Three-year-old Sentisis is a natural language processing (NLP) startup whose founder spotted an opportunity to do technology-powered sentiment analysis of Spanish language conversations on social media, given the prevailing focus on data-mining online English had left Spanish speech relatively overlooked.
It’s not a small opportunity, either: some 500 million+ people speak Spanish globally. So that’s a lot of linguistic insights to be unlocked by NLP.
“I studied a Master’s in Chicago,” says CEO and co-founder Jorge Peñalva explaining the company origins. “I was researching about sentiment analysis and I realized there was a great opportunity in the Spanish language because most of the research was based in English.”
The biggest challenge for doing NLP in Spanish was managing the various “versions” — as Peñalva puts it — whether it’s Mexican Spanish, Columbian, other South American flavors, Hispanic U.S., or indeed European Spanish.

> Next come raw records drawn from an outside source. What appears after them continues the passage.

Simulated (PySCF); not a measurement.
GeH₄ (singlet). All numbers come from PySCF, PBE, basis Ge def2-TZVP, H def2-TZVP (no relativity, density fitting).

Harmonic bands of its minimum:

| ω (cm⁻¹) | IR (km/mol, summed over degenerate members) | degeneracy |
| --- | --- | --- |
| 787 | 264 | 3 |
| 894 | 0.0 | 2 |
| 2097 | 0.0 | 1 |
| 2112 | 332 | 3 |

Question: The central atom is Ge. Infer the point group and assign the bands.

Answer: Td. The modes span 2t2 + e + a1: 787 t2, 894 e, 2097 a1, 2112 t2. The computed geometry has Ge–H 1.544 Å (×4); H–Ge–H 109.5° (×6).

“They all have different expressions but they share the same syntactic structure. Semantically they are quite similar except for their local expressions. Which usually express sentiment or irony, etc,” he says. “So what we did was we developed a methodology to adapt the technology to each industry and each country.”
After launching its SaaS platform in April 2013 with its first customer, Sentisis now has more than 50 users, ranging from big brands to advertising agencies, to politicians, to TV (it’s working with the Spanish version of Big Brother, for instance).
The platform uses different linguistic technology on the back-end, depending on the customer’s flavor of Spanish and their industry. The platform is also tailored to deliver the specific type of sales, marketing or customer service insights they’re after — whether it’s purchase intent, lead detection, sentiment analysis, and so on — serving these in a structured, dashboard format, and via bespoke reports. Linguistically speaking Sentisis covers around 40 industries at this point, according to Peñalva.
“We extract information that is relevant to a certain industry — for example for a consumer industry it’s very interesting to detect purchase intent… whereas some other industries that rely heavily on customer service it’s important to understand which comments are more urgent… This is the adaptations that allow us to extract actionable data,” he adds.
“We have linguists that work in a very agile way to extract rules that are relevant for industries or countries. So for our computational linguists the problem is usually the same: it’s knowing what is the importance of context of the texts.”
The startup has just closed a $1.3 million Series A funding round, led by international investment firm Axon Partners Group and the Fundación José Manuel Entrecanales (a firm that works with Spanish-based fund, FIDES). Existing investors, including San Francisco based seed fund Startcaps Ventures and 500 Startups, also participated in the round. Sentisis went through 500 Startups’ accelerator program last May in Mexico. It had previously raised around $500,000 in seed funding.
Why is it taking more funding now, given it’s bringing in revenue? Peñalva says that’s down to the opportunity it believes it has to scale up and dominate the Spanish-speaking market.
“We think there is a great opportunity in the Spanish-speaking market and we believe that other competitors are not so focused in this language — we want to be the leaders in this market. In all different countries. Not only in Spain but in Latin America,” he says. “And also there is a great opportunity in the U.S., focused on Hispanics, which are now about 50 million people. Brands are starting to pay attention to how to understand these customers as a different kind of customer.”
There is also, he reckons, generally more insights — and therefore more value — to be unlocked from tapping into Spanish language conversations being as they’ve been relatively under-data-mined thus far, especially in regions such as Latin American. “We believe that both with linguistics and data science we can still extract more value for our customers. We believe it’s a very small percentage of the value that there is in social media that is being used,” he adds.
U.S. competitors in the space include Salesforce’s Radian6, Sysomos and Brandwatch — although Peñalva believes there may be scope for partnerships with such larger players, given they have not been specializing in Spanish. While various other local players exist in other markets, such as Argentina’s Socialmetrix.
Update: A Salesforce spokeswoman has been in touch to note that Salesforce Social Studio (which Radian6 evolved into) has “several partners including Clarabridge and Bitext that specialize in Spanish sentiment technically” and which already integrate into its offering.